Moreover, the Railroad’s argument has no obvious limit, and if adopted would lead to absurd results. If the ICCTA preempts a claim stemming from improperly dumped railroad ties, it is not a stretch to say that the Railroad could dispose of a dilapidated engine in the middle of Main Street — a cheap way to be rid of an unwanted rail car. After all, in this hypothetical, as in this casе, the Railroad is merely disposing of unneeded railroad equipment in a cost-conscious fashion. Our holding, which is consistent with the ICCTA’s legislative purpose, interprets the ICCTA’s preemption clause such that this absurd result is avoided.
See Griffin v. Oceanic Contractors, Inc.,
In sum, based on the statute’s plain language and the STB’s interpretation of the statutory text, and consistent with the legislative history and precedent from other courts, we hold that the state tort remedies at issue in this case are not expressly preemptеd by § 10501(b).
B. Conflict Preemption
We next consider conflict preemption: whether it is impossible for the Railroad to comply with both Federal and Oklahoma law, or whether application of the state tort laws at issue would “stand[] as an obstacle to the accomplishment and execution of the full purposes and objectives of Congress.”
Choate,
As discussed above, Congress’s purpose in passing the ICCTA was to establish an exclusive Federal scheme of economic regulation and deregulation for railroad transportation. But the STB has recognized that federal preemption under the ICCTA “does not completely remove any ability of state or local authorities to take action that affects railroad property.
*1133
To the contrary, state and local regulation is permissible where it does not interfere with interstate rail operations, and localities retain certain police powers to protect public health and safety.”

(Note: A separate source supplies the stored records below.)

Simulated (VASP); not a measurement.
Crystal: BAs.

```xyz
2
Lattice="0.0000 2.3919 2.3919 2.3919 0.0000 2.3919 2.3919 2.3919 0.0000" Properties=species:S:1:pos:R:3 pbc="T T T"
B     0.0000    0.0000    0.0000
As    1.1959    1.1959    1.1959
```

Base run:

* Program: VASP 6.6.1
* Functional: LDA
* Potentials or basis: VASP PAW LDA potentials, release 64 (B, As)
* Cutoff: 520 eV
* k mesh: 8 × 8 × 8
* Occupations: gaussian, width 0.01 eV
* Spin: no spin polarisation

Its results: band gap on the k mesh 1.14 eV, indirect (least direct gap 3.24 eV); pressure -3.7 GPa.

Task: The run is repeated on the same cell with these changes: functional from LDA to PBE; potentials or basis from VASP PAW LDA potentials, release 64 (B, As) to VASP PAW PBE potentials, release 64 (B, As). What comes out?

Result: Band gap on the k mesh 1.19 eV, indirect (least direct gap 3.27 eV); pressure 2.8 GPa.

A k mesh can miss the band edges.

Maumee & W. R.R. Corp. and RMW Ventures,
LLC—
Petition for Declaratory Order,
[T]here are areas with respect to railroad activity that are reasonably within the local authorities’ jurisdiction under the Constitution. For example, even in cases where we approve a construction or abandonment project, a local law prohibiting the railroad from dumping excavated earth into local wаterways would appear to be a reasonable exercise of local police power. Similarly, as noted by the Secretary, a state or local government could issue citations or seek damages if harmful substances were discharged during a railroad construction or upgrading project. A railroad that violated a local ordinance involving the dumping of waste could be fined or penalized for dumping by the state or local entity. The rаilroad also could be required to bear the cost of disposing of the waste from the construction in a way that did not harm the health or well being of the local community. We know of no court or agency ruling that such a requirement would constitute an unreasonable burden on, or interfere with, interstate commerce. Therefore, such requirements are not preempted.
Cities of Auburn
&
Kent,
WA
—Petition
for Declaratory Order
—Burlington
N. R.R. Co.
—Stampede
Pass Line,
Circuit courts have agreed with the STB on this point. The Second Circuit has held that “not all state and lоcal regulations are preempted [by the ICCTA]; local bodies retain certain police powers which protect public health and safety.”
Green Mountain R.R.,
[Sjtates and towns may exercise traditional police powers over the development of railroad property, at least to the extent that the regulations protect public health and safety, are settled and defined, can be obeyed with reasonable certainty, entail no extended or open-ended delays, and can be approved (or rejected) without the exercise of discretion on subjective questions. Electrical, plumbing and fire codes, direct environmental regulations enacted for the protection of the public health and safety, and other generally applicable, non-discriminatory regulations and permit requirements would seem to withstand preemption.
Id.
The STB has held that to decide whether a state regulation is рreempted “requires a factual assessment of whether that action would have the effect of preventing or unreasonably interfering with railroad transportation.”
CSX Transp., Inc.,
Applying that test, we conclude that the district court erred by granting summary judgment because the Railroad did not present sufficient evidence to satisfy its burden of production.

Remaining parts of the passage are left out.